It's not right and it's not fair
This month I finally made the decision to stop offering SEO to clients as a stand-alone service. Whilst supporting clients in their SEO efforts combined with development projects is very much fine with me, I'm completely fed up with the whole subject.
The reason why? I'm absolutely disenchanted with the whole subversive and murky world that search engine optimisation lives in. The rule book says that sites well coded and full of relevant content, with popular and relevant websites linking to them in turn, will do well on search engines, especially Google. I'm sorry but that is nonsense.
Why have I come to that conclusion? Well after many long days and nights re-coding my site, introducing content and making efforts to increase my off-site SEO I discovered what I was up against from 2 different sources.
The Research
First off, I did a backlinks check on a site that was ranking #1 for a keyword I was interested in getting a decent placing for. The site itself was fine, no better or worse than mine, but was very well 'SERPSed' if such a word exists. The backlinks search was interesting: it showed over 1,000 links in (great!) but it also revealed that 99% of the incoming links were from forum membership profile pages. The site owner or their SEO company had simply either manually joined a thousand website forums, or more likely employed a service which did so via software.
Secondly one of my clients has employed a very high-reputation SEO company to boost the performance of their site over a 6-month period at quite a significant cost. The SEO company is delivering results to them in spades and I'm delighted for them. So being nosey, I went to see they had done. A little HTML and some content changes on their site, but then again Mr. Backlinks and his checker came to the fore. Whilst not quite as 'black hat' as the example above, the site now has 1,000's of backlinks which come from pages on other websites which have deliberately been set up to act as 'farms' - pages off the main page of sites which are clearly there solely to link to other sites.
If that isn't 'black hat' it certainly is charcoal in colour.
How does it work?
I've no idea how it all works in actually getting links on these sites; the sites all look legit but these pages are hidden or part hidden from public view. At a guess, there's companies out there who either bulk-own a load of real-looking websites for backlinking purposes, or who pay real website owners to add some linking engine or software to their sites. In a way the sheer scale is very impressive.

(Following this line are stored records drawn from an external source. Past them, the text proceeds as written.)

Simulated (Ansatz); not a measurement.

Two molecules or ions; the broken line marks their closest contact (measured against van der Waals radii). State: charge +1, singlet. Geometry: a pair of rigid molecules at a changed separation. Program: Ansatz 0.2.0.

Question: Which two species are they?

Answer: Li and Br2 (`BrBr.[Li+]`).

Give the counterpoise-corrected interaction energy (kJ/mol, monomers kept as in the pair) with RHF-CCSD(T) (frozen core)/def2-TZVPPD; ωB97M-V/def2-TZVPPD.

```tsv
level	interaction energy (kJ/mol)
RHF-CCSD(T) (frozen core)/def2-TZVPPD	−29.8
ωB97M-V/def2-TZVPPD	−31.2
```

So here's the real pisser - an individual can't compete on SEO terms with companies who push buttons or make phone calls and all of a sudden hundreds of backlinks appear. Well I suppose you can - they can use the same services. I did some research and for very small costs you can get your site added to blog comments, forum posts, directory, link farms and so on. It's all out there - just do a search.
But - Google says no, right?
The Google no-no list says these tactics result in lower rankings but I'm sorry - the evidence is to the contrary. Google takes each link to a page as a 'vote' and although the good advice is that the quality of such incoming links is important, it clearly isn't. Either that, or Google can't spot a 'bad' link from a 'good' one.
I know many people who thrive doing SEO - both commercially and in terms of job satisfaction. If it was my job, and I did it 'right', and then I got knocked off rankings because my competitor paid someone in India $250 to get the site a myriad of backlinks, how would I feel?
Maybe I've just got it all wrong, my experiences are not typical, the 'great' SEO companies all use completely white hat and ethical techniques and I've interpreted it all wrong. Maybe? I'm not tarring every SEO person or agency with the same brush - indeed the good guys have my sympathy when they are up against the bots and bashing tactics of their less ethical peers.
So I'm throwing in the SEO towel. I can't compete with that and I refuse to play a game where the rules are so flaunted. The black-hatters are also responsible for causing us developers so many problems, as we have to lock down our systems to stop them being abused by their blog, comment, forum and contact form spam bots.
Google may indeed change it's algorithm to penalise sites who use these mass backlink tactics. But as with all systems that rely on software with minimal interference from human beings, and whilst high search engine ranking has such a commercial value, it will only be a matter of time before the black-hatters work out the next way to abuse the system.
SEO isn't the be-all it is often stated as being - it is just one of many marketing strategies for any online business.
I'm not selling my soul for it anymore.